BlabberSeg 💬:Optimization by Reusing Features for Real-Time On-Device Open-Vocabulary Aerial Segmentation
BlabberSeg is a novel reusing architecture that extends CLIPSeg (https://arxiv.org/abs/2112.10003) to unlock computational efficiency during exploration of safe landing zone segmentation.
Existing models require massive computation which is a limitation in real-time applications. For our model, the enhancement comes from reusing features to mitigate excessive computational overhead and achieve real-time segmentationOur approach can be extended to other open-vocabulary segmentation models. To validate our methodology, we employed it in safe landing context using the recent paper DOVESEI’s setting (https://arxiv.org/abs/2308.11471), which presented a streamlined reactive UAV system utilizing visual servoing and leveraging open-vocabulary image segmentation.

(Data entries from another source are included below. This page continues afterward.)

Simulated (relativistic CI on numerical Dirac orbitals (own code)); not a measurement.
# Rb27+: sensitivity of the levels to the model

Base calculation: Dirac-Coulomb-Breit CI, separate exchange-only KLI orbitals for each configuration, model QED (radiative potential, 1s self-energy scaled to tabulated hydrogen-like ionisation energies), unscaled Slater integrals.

This was only tested on Jetson Orin AGX. Dependencies may vary and reinstalling versions (Python3, torch, torchvision, etc.) might be required.
- docker run --runtime nvidia -it --rm --network=host --volume="$HOME/.Xauthority:/root/.Xauthority:rw" -e DISPLAY=$DISPLAY -v $(pwd):/home haechanmarkbong/blabberseg
We used a generator to generate images (https://github.com/ricardodeazambuja/AerialViewGenerator), but you can use any images.
- mkdir CLIPActivations
- mkdir fp16_quant_dataset/activations
- mkdir fp16_quant_dataset/input_images
- mkdir segmentations/{name of the optimized model (see scripts for the models)}
- python3 scripts/Generate\ CLIPSeg\ Mod\ Backbones.py
- python3 scripts/Generate\ Activations\ and\ Conditionals.py
- mkdir onnx
- cd int8_quant_dataset
- mkdir activations
- python3 scripts/ONNX\ model\ generation.py
- cd onnx
- onnxsim CLIPActivations_fp16_352.onnx CLIPActivations_fp16_352_simpl.onnx
- onnxsim CLIPSegDecoder_fp16_352.onnx CLIPSegDecoder_fp16_352_simpl.onnx
- trtexec --onnx=CLIPActivations_fp16_352_simpl.onnx --saveEngine=CLIPActivations.trt --workspace=128 --fp16 --verbose --best
- trtexec --onnx=CLIPSegDecoder_fp16_352_simpl.onnx --saveEngine=CLIPSegDecoder.trt --workspace=128 --fp16 --verbose --best
- python3 scripts/CLIPSeg_Mod_TensorRT_IOBinding_Dovesei.py
- git clone --recurse-submodules https://github.com/MISTLab/DOVESEI.git
- colcon build --symlink-install --packages-select ros2_satellite_aerial_view_simulator ros2_open_voc_landing_heatmap ros2_open_voc_landing_heatmap_srv
- source install/setup.bash
Change this file with the one in this repo.: - src/ros2_open_voc_landing_heatmap/ros2_open_voc_landing_heatmap/generate_landing_heatmap.py
- cd src/ros2_satellite_aerial_view_simulator
- pip install --use-pep517 ros2_satellite_aerial_view_simulator
- ros2 launch ros2_open_voc_landing_heatmap start_aerialview.launch.py
- Conditionals
- CLIP Activations
- FiLM
- Image Encoding
- Positional Embeddings
- Image (multi-prompts/image)
In order to facilitate reproducible experiments, all tests are done in Nvidia Jetson Orin AGX 64GB, NX 16GB, Nano 8GB, AGX Xavier 64GB and Google Colab. Using Orin AGX, Orin NX and Nano were emulated for performance comparison. Other than the reusing methods, we accelerated our model using TensorRT and ONNX runtime input/output binding, taking advantage of efficient hardware acceleration. In addition, our model integrated OpenCLIP instead of the original CLIP to address precision-related challenges by casting our model with float16. The internal cast to float32 in CLIP can disrupt compatibility with float16, making it challenging to operate with different precisions. OpenCLIP provides a solution that enables seamless casting of the entire model to float16, enhancing flexibility without compromising precision.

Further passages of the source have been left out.